Tambay Obenson

Film Critic
September 5, 2012 - 7:00pm
Screening of "Pariah" (USA, 2011) 86 min. 35mm.
Whitney Humanities Center, Auditorium See map
53 Wall Street

Director: Dee Rees
Post screening conversation with Terri Francis (Film Studies, Yale), Lisa Cortés (‘82), and Tambay Obenson.

African American Studies, Association of Yale Alumni, Film Studies Program, Films at the Whitney supported by The Barbakow Fund for Innovative Film Programs at Yale, LGBT Studies, and the Poynter Fellowship in Journalism.

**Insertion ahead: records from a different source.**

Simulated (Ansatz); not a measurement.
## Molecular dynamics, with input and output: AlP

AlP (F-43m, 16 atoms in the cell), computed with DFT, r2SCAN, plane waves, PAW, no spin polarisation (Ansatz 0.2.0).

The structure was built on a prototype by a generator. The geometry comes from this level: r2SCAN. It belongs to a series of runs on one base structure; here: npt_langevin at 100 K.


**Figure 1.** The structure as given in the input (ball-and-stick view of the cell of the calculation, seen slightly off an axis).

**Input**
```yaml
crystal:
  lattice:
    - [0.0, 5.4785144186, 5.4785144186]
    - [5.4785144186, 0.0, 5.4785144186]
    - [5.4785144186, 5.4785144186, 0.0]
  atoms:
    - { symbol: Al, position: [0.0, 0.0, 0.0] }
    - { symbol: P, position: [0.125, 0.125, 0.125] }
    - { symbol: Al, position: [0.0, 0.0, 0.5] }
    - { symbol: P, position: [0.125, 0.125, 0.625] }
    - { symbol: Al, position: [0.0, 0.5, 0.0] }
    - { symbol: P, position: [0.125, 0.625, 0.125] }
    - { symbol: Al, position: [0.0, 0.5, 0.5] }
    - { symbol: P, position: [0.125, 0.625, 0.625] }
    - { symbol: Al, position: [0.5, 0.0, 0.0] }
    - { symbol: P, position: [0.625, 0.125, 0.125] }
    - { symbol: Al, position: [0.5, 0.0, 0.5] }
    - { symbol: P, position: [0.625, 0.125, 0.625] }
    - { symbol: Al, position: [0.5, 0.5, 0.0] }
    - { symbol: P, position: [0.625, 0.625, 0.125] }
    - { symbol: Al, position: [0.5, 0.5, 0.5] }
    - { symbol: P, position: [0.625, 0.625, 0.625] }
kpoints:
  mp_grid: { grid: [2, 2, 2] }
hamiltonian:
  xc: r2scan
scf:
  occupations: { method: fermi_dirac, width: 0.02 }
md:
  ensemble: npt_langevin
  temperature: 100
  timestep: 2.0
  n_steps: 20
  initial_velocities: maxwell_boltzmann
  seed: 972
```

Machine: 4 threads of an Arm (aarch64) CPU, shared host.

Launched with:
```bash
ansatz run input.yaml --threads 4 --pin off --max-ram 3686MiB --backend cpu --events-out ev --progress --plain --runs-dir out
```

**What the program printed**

September 06, 2012 - 11:45 am to 1:15 pm
“Terri Francis in conversation with Tambay Obenson”
Gordon Parks Seminar Room 201 - 81 Wall Street
Part of the African American Studies Department Endeavors Colloquium

About Tambay Obenson

Filmmaker, film critic, film blogger, Tambay Obenson self-financed his first feature film, Beautiful Things, in 2003; in 2005, inspired by the lack of distribution and awareness for indie films about people of African descent, he formed Voyager Film Company Inc. and self-distributed his feature; two years later, he developed a blog called The Obenson Report on Black Cinema. It would gradually gain in popularity, affording Tambay other writing opportunities, notably an op-ed he penned for NPR’s News & Notes, calling for an autonomous black owned and operated film studio. In accordance with his steadfast belief in collective power, in 2009, Tambay teamed up with other black cinema bloggers to create a single web portal for cinema of the African Diaspora. The new site, called Shadow and Act, has enjoyed great success in the three and a half years since its debut, growing to become the primary destination for black cinema on the web. His journalistic inclinations aside, Tambay continues to write fiction, intent on producing more films. He currently resides in Brooklyn, New York.